My first creative writing professor reduced the grade on my first writing assignment, citing that while the plot of my story was all that it needed to be, one of my major characters was comically unbelievable because of the lengths to which I went to portray all that was dark and evil within him.
My immaturity welcomed the ensuing offense and issue I took with my professor’s evaluation. While the need for an “A” compelled the rewrite that was graciously offered, it did not sufficiently motivate me to admit that he was correct in his assessment. That would come the following fall semester, after spending a summer taking the advice that Kurt Vonnegut gave to an audience of aspiring writers of which I was included. He essentially said that good writers…read.

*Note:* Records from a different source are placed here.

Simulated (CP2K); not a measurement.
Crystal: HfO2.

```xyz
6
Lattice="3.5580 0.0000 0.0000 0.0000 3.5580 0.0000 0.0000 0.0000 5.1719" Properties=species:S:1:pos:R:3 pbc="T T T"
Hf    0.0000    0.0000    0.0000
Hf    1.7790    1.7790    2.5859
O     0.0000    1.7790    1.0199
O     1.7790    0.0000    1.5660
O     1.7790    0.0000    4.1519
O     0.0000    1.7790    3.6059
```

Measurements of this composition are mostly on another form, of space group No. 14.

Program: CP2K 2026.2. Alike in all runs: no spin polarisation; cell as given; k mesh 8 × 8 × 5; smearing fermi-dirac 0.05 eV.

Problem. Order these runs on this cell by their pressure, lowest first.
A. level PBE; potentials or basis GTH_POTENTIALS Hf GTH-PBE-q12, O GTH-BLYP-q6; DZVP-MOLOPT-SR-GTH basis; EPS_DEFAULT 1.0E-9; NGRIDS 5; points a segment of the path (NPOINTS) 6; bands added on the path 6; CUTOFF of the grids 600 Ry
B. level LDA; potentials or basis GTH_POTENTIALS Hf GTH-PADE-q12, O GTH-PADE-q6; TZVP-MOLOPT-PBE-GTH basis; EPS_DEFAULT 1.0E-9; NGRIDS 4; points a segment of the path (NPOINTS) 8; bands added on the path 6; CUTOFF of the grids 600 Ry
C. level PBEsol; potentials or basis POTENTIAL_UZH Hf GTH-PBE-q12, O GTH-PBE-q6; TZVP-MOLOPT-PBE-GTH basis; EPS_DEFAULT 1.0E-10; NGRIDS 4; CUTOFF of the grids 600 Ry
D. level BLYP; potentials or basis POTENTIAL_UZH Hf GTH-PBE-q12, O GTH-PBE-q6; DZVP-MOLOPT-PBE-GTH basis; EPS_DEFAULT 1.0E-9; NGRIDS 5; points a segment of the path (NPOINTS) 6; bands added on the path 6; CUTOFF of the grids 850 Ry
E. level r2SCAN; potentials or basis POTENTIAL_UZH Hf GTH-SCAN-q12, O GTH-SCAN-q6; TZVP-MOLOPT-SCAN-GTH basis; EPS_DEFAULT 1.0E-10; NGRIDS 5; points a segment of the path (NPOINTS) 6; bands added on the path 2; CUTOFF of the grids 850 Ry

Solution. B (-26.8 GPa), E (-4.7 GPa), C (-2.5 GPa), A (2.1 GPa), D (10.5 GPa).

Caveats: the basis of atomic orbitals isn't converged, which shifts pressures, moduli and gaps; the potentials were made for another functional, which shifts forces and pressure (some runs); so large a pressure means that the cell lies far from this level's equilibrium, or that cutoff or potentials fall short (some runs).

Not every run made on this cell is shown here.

I spent the summer between a full course load, work and mothering reading an exotic cornucopia of literature; 217 books in all (not including my required course reading). All the while, my professor’s correction whispered to me among the pages: “your characters, no matter how diabolical, must have redeeming qualities in order for them to be believable”.
Every person on this planet has redeeming qualities; saving graces that are the culmination of truth and experience that shape motivation and choice. These characteristics are subjective to the observer. We necessarily judge what is real and feigned through the skew of our own reality. And more often than not, we are harder on the subject than we have to be. For that, I owe much of the universe an apology.
I have come to realize that in my endeavor to exorcise certain personal demons through the writing process, I have burdened the characters of my imagination with unnecessary layers of harshness. I have been severely and wickedly critical of the persons upon whom my characters are based. And I have been entirely too hard on myself. The circle that forms and informs my universe is a victim of a damn near impossible self-imposed standard.
Subsequently, I am going to let my friends, my characters, my truth and myself off the hook. I am loosening the strings of my heart and my sensibilities in order to bend to the will of the Creator...without breaking, thereby recognizing that the universe and all of her inhabitants are redemptive, capable of consciousness and worthy of infinite forgiveness.